While Prime Minister Junichiro Koizumi has enjoyed sky-high popularity ratings during his eight months in office, his main opponent, the Democratic Party of Japan, has moved deeper and deeper into trouble.

The largest opposition party finds itself in a quandary due to internal policy squabbles and the lack of a charismatic leader able to bring together members who hail from a wide political spectrum.

A Kyodo News poll released earlier this month showed the DPJ's support rate had dropped to 8.8 percent from 10.4 percent in September, the party's first dip below the 10 percent mark since the House of Councilors election in July.

In contrast, the approval rating for Koizumi remained at 79.5 percent, while that of his ruling Liberal Democratic Party was 46 percent.

"It appears to be an expression of the public's view that the DPJ is not united," DPJ leader Yukio Hatoyama said recently when asked about his party's sliding support ratings.

Critics say Hatoyama, a figure who has often been described as lacking charisma, is at least partly to blame for the disunity in a party that is a patchwork of forces with differing or conflicting creeds.

They say Hatoyama's strategy of backing the popular prime minister's reform programs as part of an effort to present the DPJ as an alternative to replace the LDP as a governing party did not work in the extraordinary Diet session that ended this month.

"If you tell the prime minister, 'banzai, you are the star of reforms,' you are not an opposition party, but (effectively become part of the) ruling party," Takahiro Yokomichi, a DPJ lawmaker who is the leader of the party's left-leaning members, said in an interview with Kyodo News.

"The public's expectations will focus on Prime Minister Koizumi, and any intention to vote for the DPJ will evaporate," he said, adding that Hatoyama, rather than praising Koizumi's reform plans, should be pointing out their shortcomings.

Another headache emerged for Hatoyama when a group of DPJ lawmakers defied his decision to approve the government's dispatch of Self-Defense Forces to the Indian Ocean to lend noncombat support to U.S.-led military operations in Afghanistan.

The lawmakers, including Yokomichi, voted against the dispatch in the Diet last month, despite repeated appeals and threats of punishment from the party leadership. Yokomichi, who was then vice president of the party, was later effectively stripped of his post.

Differences over security issues are nothing new in the party, since its legislators' backgrounds range from conservative former LDP members to left-leaning former members of the Social Democratic Party.

But the gap over policies appear to have become more conspicuous after the vote on the SDF dispatch.

Yokomichi, along with 33 other left-wing members in the party who voted against dispatching the SDF, formed an intraparty study group earlier this week, deepening the schism.

After the vote, conservative members who support Hatoyama, a former LDP lawmaker, compiled policy proposals that include plans on security and education that appear to be unacceptable to the left-leaning members of the party.

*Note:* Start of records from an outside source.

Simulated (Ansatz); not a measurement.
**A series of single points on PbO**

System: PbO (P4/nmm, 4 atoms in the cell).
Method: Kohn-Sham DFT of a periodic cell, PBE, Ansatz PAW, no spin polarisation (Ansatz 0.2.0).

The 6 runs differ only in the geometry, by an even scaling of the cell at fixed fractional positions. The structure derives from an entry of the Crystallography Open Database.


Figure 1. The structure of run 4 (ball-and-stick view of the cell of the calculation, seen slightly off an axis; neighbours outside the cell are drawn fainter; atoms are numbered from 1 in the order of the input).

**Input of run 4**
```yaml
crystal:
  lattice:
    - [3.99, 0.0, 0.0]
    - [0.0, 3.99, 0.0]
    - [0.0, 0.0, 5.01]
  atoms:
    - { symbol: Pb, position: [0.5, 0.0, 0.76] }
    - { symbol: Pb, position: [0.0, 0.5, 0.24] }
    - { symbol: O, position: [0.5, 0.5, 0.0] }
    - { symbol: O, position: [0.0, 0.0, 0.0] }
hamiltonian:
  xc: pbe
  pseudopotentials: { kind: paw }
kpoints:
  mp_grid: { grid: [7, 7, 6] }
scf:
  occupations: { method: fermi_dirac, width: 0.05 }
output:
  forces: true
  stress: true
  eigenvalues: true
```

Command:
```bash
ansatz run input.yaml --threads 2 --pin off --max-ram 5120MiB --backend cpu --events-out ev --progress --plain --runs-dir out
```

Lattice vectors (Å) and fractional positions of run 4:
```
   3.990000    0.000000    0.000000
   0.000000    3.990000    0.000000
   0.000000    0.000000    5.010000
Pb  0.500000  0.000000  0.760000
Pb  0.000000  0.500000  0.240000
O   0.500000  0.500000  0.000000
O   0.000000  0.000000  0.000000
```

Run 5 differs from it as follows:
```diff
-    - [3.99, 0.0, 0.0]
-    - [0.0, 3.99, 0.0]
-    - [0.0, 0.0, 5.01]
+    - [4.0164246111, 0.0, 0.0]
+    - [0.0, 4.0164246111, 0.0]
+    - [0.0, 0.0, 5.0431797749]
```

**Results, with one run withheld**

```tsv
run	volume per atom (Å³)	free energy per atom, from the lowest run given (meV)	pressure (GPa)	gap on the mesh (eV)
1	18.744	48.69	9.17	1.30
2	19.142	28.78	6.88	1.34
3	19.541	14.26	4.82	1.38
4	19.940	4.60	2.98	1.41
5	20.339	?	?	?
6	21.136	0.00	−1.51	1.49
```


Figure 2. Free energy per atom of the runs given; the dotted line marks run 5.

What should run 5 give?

"We would be happy to see the former SDP members leave. This could be a good chance for them to do so," one member of the group said on condition of anonymity.

Another group of conservative DPJ lawmakers opposed to the policies of the former SDP members is also expected to set up a study group with like-minded members of the conservative opposition Liberal Party next month -- another move seen as symbolizing a growing rift within the party.

But Yokomichi says he has no plans to lead the left-leaning members out of the DPJ.

"Why should I leave the party I helped found? Those who want to join hands with the LDP should leave and join the LDP," said the former Hokkaido governor.

The DPJ could be headed for another round of internal bickering over security policy, since calls are growing in the LDP that the Diet should take up during its next regular session in January newly planned legislation for action in the event of a military crisis in Japan.

The differences over policy could even lead to a power struggle over the party's leadership.

A party presidential race is expected to be held in September, and speculation is rife that DPJ Secretary General Naoto Kan, who once headed the party, may be keen to take over Hatoyama's post.

Kan was touted as the darling of Japanese politics after playing a central role in uncovering the role of Health and Welfare Ministry officials in a scandal over HIV-tainted blood products when he served as health and welfare minister in 1996.

But he lost a party leadership race in September 1999 after his image as a clean and capable leader was damaged because of revelations of an extramarital affair. His lack of a strong foothold in the party also did not help in the election.

Some DPJ lawmakers say they fear that unless the party ceases its internal squabbles, it could be headed for even deeper trouble.

"We could be headed for a repetition of what happened to the now-defunct (opposition) Shinshinto" which dissolved in late 1997 after policy infighting, a DPJ legislator said. "We should keep in mind that our enemy is the LDP."